Its record of having the most days of guaranteed sunshine (about 320) in Europe is a powerful reason for the Costa del Sol’s popularity with both European and overseas travelers. The result is a merry mix of international and Spanish experiences, without losing the good-time spirit of this holiday haven.
With all that sunshine and the Mediterranean Sea washing its shores, you can be sure the first place kids want to go in the Costa del Sol is the beach. Every town has its own or there’s one close by. Malaga, the region’s hub, is lined with them. The two main ones, which have Blue Flag status for cleanliness, are an easy walk from the center, and the beach at the west end of La Misericordia has shallow-water beach good for younger children.

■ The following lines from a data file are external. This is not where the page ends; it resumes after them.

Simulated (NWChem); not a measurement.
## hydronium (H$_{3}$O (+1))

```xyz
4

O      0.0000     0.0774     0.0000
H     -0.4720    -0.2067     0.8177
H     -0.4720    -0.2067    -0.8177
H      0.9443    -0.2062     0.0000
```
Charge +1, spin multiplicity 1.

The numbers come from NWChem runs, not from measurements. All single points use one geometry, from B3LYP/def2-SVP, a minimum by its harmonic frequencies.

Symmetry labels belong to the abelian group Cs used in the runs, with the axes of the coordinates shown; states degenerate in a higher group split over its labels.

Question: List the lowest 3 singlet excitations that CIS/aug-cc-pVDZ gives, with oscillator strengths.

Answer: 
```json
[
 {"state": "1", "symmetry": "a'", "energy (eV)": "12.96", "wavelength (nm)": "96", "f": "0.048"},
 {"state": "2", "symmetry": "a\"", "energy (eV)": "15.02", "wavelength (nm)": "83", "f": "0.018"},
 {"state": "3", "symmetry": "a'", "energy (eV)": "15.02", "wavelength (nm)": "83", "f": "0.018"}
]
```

There are lifeguards on duty daily from mid-June to mid-September, and you can buy sand toys at beachside kiosks. Along the seafront promenade are playgrounds with slides and climbing gyms, even a pirate ship to climb on. For quieter more intimate beaches, head east from Malaga to towns like Nerja (where kids can also see Paleolithic cave paintings from the time of the Cromagnon at the Cueva de Nerja).
Outside of Malaga (you can get there by bus) are two water parks: Mijas Aqua Park in Fuengirola and the even larger Aqualand in Torremolinos. In Benalmadena, Tivoli World is a theme park with a separate section just for toddlers. Near Estepona, Selwo Aventura is a safari park where wild animals from all over the world live in naturalized settings. SeaLife in nearby Benalmádena is a large aquarium.
But you didn’t bring the kids to Spain to spend all your time in theme parks, so you’ll want to share some authentic local experiences with them. Flamenco is deep in the soul of Andalucía and Malaga has several places where you can see it, two of them especially suitable for children. Most shows begin late in the evening, but Tablao Los Amayas has a 7 p.m. show and special prices for children. Or attend a Friday morning Flamenco demonstration at the Museo Flamenco Peña Juan Breva.
Malaga is the birthplace of Picasso, and home to an outstanding museum of his works. But perhaps a better way to engage children in the artist’s legacy is to join a small group class or schedule a family Paint like Picasso workshop where they’ll learn how to see the world “Through Picasso’s Eyes” as they paint their own souvenir of the Costa del Sol. El Retorno de Lilith studio is only a few yards from the house where Picasso was born, and classes are suitable for ages 7 and up.
Two Malaga attractions that welcome children with special programs are the Music Museum and Pompidou Center. At the former, kids can try out the instruments, from drums to violins, and the Pompidou Center has a special entrance for kids and the Bajo la Luna II installation filled with shapes and forms children can use to construct their own 3-D creations.
A Spanish tradition the kids are sure to want to indulge in again and again is a chocolate and churros stop. Tasty fingers of deep-fried dough are dipped into cups of hot chocolate so thick the churros will stand up by themselves. For a taste of old Malaga, savor these at Café Madrid, one of the oldest cafés in Malaga, where they’ve been a tradition since 1892. Hint: This is not a good bedtime snack if you hope to get the kids to sleep!